The Windfall Lake Gold project is located in the province of Quebec,
approximately 200 kilometres northeast of Val-d’Or and 115 kilometres
east of the town of Lebel-sur-Quévillon and is accessible year-round
through a network of well-maintained logging roads (Figure 1). The
property is located north of the 49th parallel and is subject to the
provisions of the James Bay and Northern Quebec Agreement executed in
1975. The Windfall Lake Gold project falls within the traditional
territory of the Waswanipi Cree First Nation.
The Windfall Lake property is 100 percent owned by Oban Mining Corp.

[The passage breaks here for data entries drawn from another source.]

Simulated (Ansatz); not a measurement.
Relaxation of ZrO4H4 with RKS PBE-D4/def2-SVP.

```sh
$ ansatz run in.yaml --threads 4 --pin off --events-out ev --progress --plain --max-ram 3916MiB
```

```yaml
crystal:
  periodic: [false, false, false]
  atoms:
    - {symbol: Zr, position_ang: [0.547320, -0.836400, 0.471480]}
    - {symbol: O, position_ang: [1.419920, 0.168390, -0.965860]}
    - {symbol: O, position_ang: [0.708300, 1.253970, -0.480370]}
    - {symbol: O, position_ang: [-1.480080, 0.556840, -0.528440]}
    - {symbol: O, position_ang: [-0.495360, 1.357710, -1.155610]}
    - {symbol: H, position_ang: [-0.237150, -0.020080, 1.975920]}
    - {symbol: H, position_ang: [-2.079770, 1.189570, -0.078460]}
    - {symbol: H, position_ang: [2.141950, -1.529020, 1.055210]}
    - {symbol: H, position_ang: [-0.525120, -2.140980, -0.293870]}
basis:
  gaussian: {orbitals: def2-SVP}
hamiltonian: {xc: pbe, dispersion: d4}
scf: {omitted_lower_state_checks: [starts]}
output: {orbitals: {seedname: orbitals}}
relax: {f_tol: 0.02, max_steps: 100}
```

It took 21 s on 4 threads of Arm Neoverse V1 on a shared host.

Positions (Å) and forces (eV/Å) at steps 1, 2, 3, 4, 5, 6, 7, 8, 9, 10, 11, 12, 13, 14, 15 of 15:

and comprises 285 individual claims covering an aggregate area of
approximately 12,400 hectares.
Eagle Hill Exploration Corporation, recently acquired by Oban Mining
Corp., has established an Advance Exploration Agreement with the Cree
First Nation of Waswanipi, the Grand Council of the Crees (Eeyou
Istchee), and the Cree Regional Authority regarding exploration and
development of the Windfall Lake Gold Project.
The Windfall Lake property occurs within the Urban-Barry Greenstone
Belt located in the eastern part of the Abitibi Subprovince. The
Urban-Barry Greenstone Belt has an east-west extent of 135 kilometres
and is 4 to 20 kilometres wide. Oban Mining is currently the largest
stakeholder in the Urban Barry Greenstone Belt with over 40% of the land
staked.
At the Windfall Lake deposit, the volcanic stratigraphy trends to the
northeast and dips moderately towards the southeast. The tholeiitic
volcanic rocks are intruded by a series of NE- to E-trending
calc-alkalic porphyry dikes that are intimately associated in space and
in time with the important gold mineralization. Alteration is
principally silica-sericite-tourmaline with a peripheral
chlorite-carbonate halo.
Figure 2. Geology map of the Abitibi Greenstone Belt with location of the Windfall Property in the Urban-Barry belt
Gold mineralization
The most significant gold mineralization defined to date on the
Windfall Lake Property occurs in the Main Zone, located in central-south
portion of the property. Additional gold mineralization is also present
in the peripheral F-11, F-17, and F-51 zones (Figure 3).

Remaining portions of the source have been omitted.